Elder

 I didn’t cry for at least 22 hours. It was too big. 


My head intercepted the warhead meant for my heart and began to try and dismantle it. Try and think it through. Try and decide how I could prevent the incineration of my very self. Minimize the damage. I walked slowly, blank-faced, silently, from room to room. I touched all Jonah’s things. I laid down in his bed. Focused on breathing. I felt my heart beating out his name. Jonah. Jonah. Jonah.


At 11:30 the next morning, my soul’s chosen sister and friend since childhood, Susan, walked in the front door and straight to me, lying silent and blank-faced on the sofa. Without a word, she lay down next to me. I smelled her shampoo, so familiar and evocative. A tiny crack in my protective shell. The tears burst through in a ferocious torrent. . 

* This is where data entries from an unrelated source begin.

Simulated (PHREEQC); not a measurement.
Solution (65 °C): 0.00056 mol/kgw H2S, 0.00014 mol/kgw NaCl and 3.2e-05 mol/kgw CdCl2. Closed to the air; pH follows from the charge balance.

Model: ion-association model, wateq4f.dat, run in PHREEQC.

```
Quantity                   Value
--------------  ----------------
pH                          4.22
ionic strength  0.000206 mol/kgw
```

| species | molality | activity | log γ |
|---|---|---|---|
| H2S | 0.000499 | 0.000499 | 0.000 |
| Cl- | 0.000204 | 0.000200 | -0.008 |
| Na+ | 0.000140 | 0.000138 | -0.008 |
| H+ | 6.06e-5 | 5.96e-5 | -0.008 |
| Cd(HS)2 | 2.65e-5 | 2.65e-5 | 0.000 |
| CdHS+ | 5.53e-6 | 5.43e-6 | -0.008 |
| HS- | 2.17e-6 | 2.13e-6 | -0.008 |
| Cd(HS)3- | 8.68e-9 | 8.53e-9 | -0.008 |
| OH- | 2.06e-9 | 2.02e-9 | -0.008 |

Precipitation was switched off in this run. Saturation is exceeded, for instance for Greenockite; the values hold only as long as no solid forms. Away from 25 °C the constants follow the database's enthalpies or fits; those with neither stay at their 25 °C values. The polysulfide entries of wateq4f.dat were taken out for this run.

She knows what it is to grieve deep love. She was someone I knew could withstand the universe of sorrow I needed to release. The intensity so great, I feared my husband, Elijah, my mom, my dad, could not endure. I would break their hearts again. My own grief would double theirs. Watching a mother grieve is a fearsome thing indeed. We each needed our own mate. Our own sherpa. Our own Samwise Gamgee. I knew it was her. 


Grief changes us. Actually changes our bodies physically, chemically. Alchemy. I am drawn to the idea of the phoenix, not just for the hopeful resurrection and emergence from the ashes, but precisely because of the formation and gestation within the ashes. I am not a firebird. Not yet. My heart has been consumed by flame, scathed and scorched, and finally reduced to chalky, smoky ash. But within there is the stirring of something new. Something that will emerge a honey-voiced beauty of vermillion and gold, but also remember the place of cinders. 


Francis Weller, the astonishingly wise psychotherapist and Author, has spoken about the lack of elders in our culture. He is not speaking about older generations, per se. He is talking about the cultural role of an elder that he has found in other communities around the world. Those who have endured an apprenticeship with sorrow, and been refined to meet the pain and suffering of this world with compassion, dignity, and robust bearing. Those who carry this soulful wisdom on behalf of their villages and guide others through the impossible pain of living.They are not afraid of the wild edge of sorrow because they have been there before. They know the way. 


I didn’t know it then, but Susan was the first elder to step into the circle. She reminded me to breathe. To drink water. To eat. She took me by the hand when I needed rest, climbing in bed beside me, holding my hand while I slept. She cared for my house, my people, me, while I managed the unimaginable work of simply living. Unspoken understanding. Loving presence. Constant solidarity. Bearing witness. Exactly what I needed, because she remembers the ashes, too. 


She was the first, but there have been more. So many more. 

And there will be for you, too. 



Find your elders for they remember the ashes.